For example I have two dataframes
df = [{'id':1, 'A': 'False', 'B' : 'False' , 'C':'NA'},{'id':2, 'A': 'True', 'B' : 'False' , 'C':'NA'}]
df2 = [{'A':'True', 'B': 'False' , 'C':'NA', 'D': 'True'}]
idea should be to count the values based on the row of df which matches, df2 columns
df:
id | A | B | C |
---|---|---|---|
1 | False | False | NA |
2 | True | False | NA |
df2:
A | B | C | D |
---|---|---|---|
True | False | NA | True |
Output:
id | A | B | C | Count |
---|---|---|---|---|
1 | False | False | NA | 0 |
2 | True | False | NA | 1 |
I tried something like
for i in range(columns): x = action_value_counts_df.columns[i] if compare_column.equals(action_value_counts_df[x]): print(x, 'Matched') else: print(x,'Not Matched')
This code did not help
CodePudding user response:
- Merge
df
,df2
using overlapping columns. - Count overlapping columns.

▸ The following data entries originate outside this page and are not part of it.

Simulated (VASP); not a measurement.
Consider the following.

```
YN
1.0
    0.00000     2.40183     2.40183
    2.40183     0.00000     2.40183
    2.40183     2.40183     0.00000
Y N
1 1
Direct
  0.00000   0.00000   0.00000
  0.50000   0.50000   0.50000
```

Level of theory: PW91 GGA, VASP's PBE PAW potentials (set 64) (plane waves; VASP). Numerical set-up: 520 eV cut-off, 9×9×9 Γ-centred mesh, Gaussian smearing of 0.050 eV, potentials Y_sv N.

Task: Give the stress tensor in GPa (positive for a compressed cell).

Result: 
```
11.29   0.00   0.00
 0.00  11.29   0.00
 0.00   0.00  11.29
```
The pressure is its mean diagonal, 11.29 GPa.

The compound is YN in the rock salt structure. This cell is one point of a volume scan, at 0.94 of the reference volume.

- Merge count result DataFrame into
df
. - Replace NA with 0 in the 'Count' column.
import pandas as pd
df = pd.DataFrame([
{'id':1, 'A': 'False', 'B' : 'False' , 'C':'NA'},
{'id':2, 'A': 'True', 'B' : 'False' , 'C':'NA'}])
df2 = pd.DataFrame([
{'A':'True', 'B': 'False' , 'C':'NA', 'D': 'True'}])
# 1
match_df = pd.merge(left=df, right=df2, on=['A', 'B', 'C'], how='inner')
match_df = match_df.assign(Count=1)
"""
id A B C D Count
0 2 True False NA True 1
"""
# 2
match_count_df = match_df.groupby(['A', 'B', 'C'], as_index=False).count()
match_count_df = match_count_df[['A', 'B', 'C', 'Count']]
"""
A B C Count
0 True False NA 1
"""
# 3
result_df = pd.merge(left=df, right=match_count_df, how='left')
"""
id A B C Count
0 1 False False NA NaN
1 2 True False NA 1.0
"""
# 4
result_df.loc[:, 'Count'] = result_df['Count'].fillna(0)
"""
id A B C Count
0 1 False False NA 0.0
1 2 True False NA 1.0
"""
CodePudding user response:
You can compare two dataframes rowwise with arranged columns (from df
to df2
) and ignored NaN
values (as they are not comparable):
df.assign(Count=df.set_index('id').apply(lambda x: (x.dropna() == df2[x.index].squeeze().dropna()).all() * 1, axis=1).values)
id A B C Count
0 1 False False NaN 0
1 2 True False NaN 1